Moving on, I would like to think that those pioneering iguanas of the Napoleonic era took to heart Mahatma Gandhi’s advice: “Be the change that you wish to see in the world”.
I think these migrant iguanas concluded as a clan that having more cute, fluffy white dogs in the world would dramatically enhance world peace. As a result of their collective democratic decision making and by pure will power, I believe they forced that fur to grow and willed their tails to shrink and their legs to lengthen and their cute little ears to pop up out of the top of their ugly reptilian heads.
Tolstoy once said “Everyone thinks of changing the world, but no one thinks of changing himself”. Leo would have been proud to know that the rapidly evolving iguanas did think of changing themselves and by sheer hard work, determination and unified goal setting, they achieved their aim. In France it is highly likely they interbred with poodles to develop curly coats. Diaries record how they eventually reached England in the bilges of Royal Navy ships. Then in the green fields and farms of southern England, they made a determined push for middle class respectability. They evolved and bred through many winters and moved north by habit and finally reached the west Highlands of Scotland, where they infiltrated their way into dog loving households by pure cuteness.

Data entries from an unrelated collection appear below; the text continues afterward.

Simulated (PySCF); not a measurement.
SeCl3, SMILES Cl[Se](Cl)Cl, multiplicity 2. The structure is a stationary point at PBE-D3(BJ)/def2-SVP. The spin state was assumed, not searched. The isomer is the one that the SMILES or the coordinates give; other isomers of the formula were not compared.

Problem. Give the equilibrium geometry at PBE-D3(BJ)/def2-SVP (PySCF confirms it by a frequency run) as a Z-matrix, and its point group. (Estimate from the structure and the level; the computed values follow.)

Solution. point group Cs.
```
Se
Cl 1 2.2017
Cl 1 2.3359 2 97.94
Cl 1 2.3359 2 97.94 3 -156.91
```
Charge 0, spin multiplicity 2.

Their evolution was complete.
They had transformed themselves from ugly iguanas into modern cuddly Westies complete with shaggy white coat, cute little furry tails and prick ears like highland sheep and a jaunty little trot instead of a sinister slither.

I am truly inspired by what these pea-brained canine reptiles achieved over many generations of determined reproduction. Perhaps motivational speaker Madonna was thinking of Westies when she said:
“No matter who you are, no matter what you did, no matter where you’ve come from, you can always change (and) become a better version of yourself.”